The final obstacle, when exhausted and with mud in every orifice, was to swim across a deep, lily-pad covered pond in combat boots. This was an individual test. Ironically, we were not allowed to help each other on any part of the obstacle course. Ironic because up until that moment it was ALL team work. I recall thinking, when I got to the pond, this will be a piece of cake. I would think this way due to all the swimming in my childhood and even in lily-pad covered ponds. Thank goodness I passed it. Afterwards I showered for 30 minutes but still had mud in my ears. I passed Recruit Term at the top of my flight.

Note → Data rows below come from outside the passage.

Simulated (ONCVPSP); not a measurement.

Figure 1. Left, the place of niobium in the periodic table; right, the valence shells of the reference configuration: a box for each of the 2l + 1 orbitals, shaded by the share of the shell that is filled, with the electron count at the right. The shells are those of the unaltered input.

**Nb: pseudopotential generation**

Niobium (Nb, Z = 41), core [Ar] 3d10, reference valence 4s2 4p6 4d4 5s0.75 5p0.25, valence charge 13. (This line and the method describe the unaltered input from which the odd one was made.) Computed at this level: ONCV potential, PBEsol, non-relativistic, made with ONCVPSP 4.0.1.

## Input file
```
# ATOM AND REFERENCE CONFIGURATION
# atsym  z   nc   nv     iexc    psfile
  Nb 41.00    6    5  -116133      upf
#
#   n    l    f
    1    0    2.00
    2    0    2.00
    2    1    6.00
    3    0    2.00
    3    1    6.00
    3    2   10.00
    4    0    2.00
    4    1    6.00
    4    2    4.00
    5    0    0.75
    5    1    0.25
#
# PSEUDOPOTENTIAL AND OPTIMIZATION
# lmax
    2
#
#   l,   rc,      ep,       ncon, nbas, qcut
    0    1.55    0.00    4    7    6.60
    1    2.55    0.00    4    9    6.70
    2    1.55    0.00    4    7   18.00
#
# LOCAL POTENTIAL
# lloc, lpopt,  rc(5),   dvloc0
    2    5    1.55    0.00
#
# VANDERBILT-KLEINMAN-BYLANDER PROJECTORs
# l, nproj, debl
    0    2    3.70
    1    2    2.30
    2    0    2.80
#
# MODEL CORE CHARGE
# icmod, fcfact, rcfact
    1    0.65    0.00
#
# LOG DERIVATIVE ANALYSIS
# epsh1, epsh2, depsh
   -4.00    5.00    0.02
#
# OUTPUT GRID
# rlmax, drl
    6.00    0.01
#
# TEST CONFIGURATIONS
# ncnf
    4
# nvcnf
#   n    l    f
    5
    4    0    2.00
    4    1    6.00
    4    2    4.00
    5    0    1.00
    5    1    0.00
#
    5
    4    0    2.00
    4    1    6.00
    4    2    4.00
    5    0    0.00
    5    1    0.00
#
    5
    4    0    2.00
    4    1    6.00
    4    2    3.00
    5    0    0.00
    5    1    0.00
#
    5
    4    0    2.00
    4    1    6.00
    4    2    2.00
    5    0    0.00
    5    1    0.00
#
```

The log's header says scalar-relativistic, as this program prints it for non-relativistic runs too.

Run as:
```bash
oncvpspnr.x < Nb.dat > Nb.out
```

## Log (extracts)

We then had a big celebration down at the cadet mess that was called, DECKS. We had a big supper and lots of drinks. We had been told to dress up in nice civilian clothes or, civvies. Now we females were visually checked out by the senior cadets. As a young woman with certain healthy curves, long dark wavy hair, green eyes, straight, white teeth and full lips with a good fashion sense –I wore a blue knit, V-neck dress with a wide belt synched tightly around my tiny waist and leather pumps. I turned some heads at this celebration. (I was not beautiful, nor was I pretty, but, I was certainly attractive and the ratio of women to men was 1:8, so good odds that I would turn some heads). What a difference a shower, clean hair, some lipstick and civvies can make. It was a fun night. I should mention that I have not often shrank from having a fun time at parties. I enjoy being quite silly and having conversations with all sorts, especially handsome young, athletic and intelligent men. I also don’t suffer fools. So, if the guy couldn’t keep up his end of an interesting, or, even silly conversation, then I would just move on.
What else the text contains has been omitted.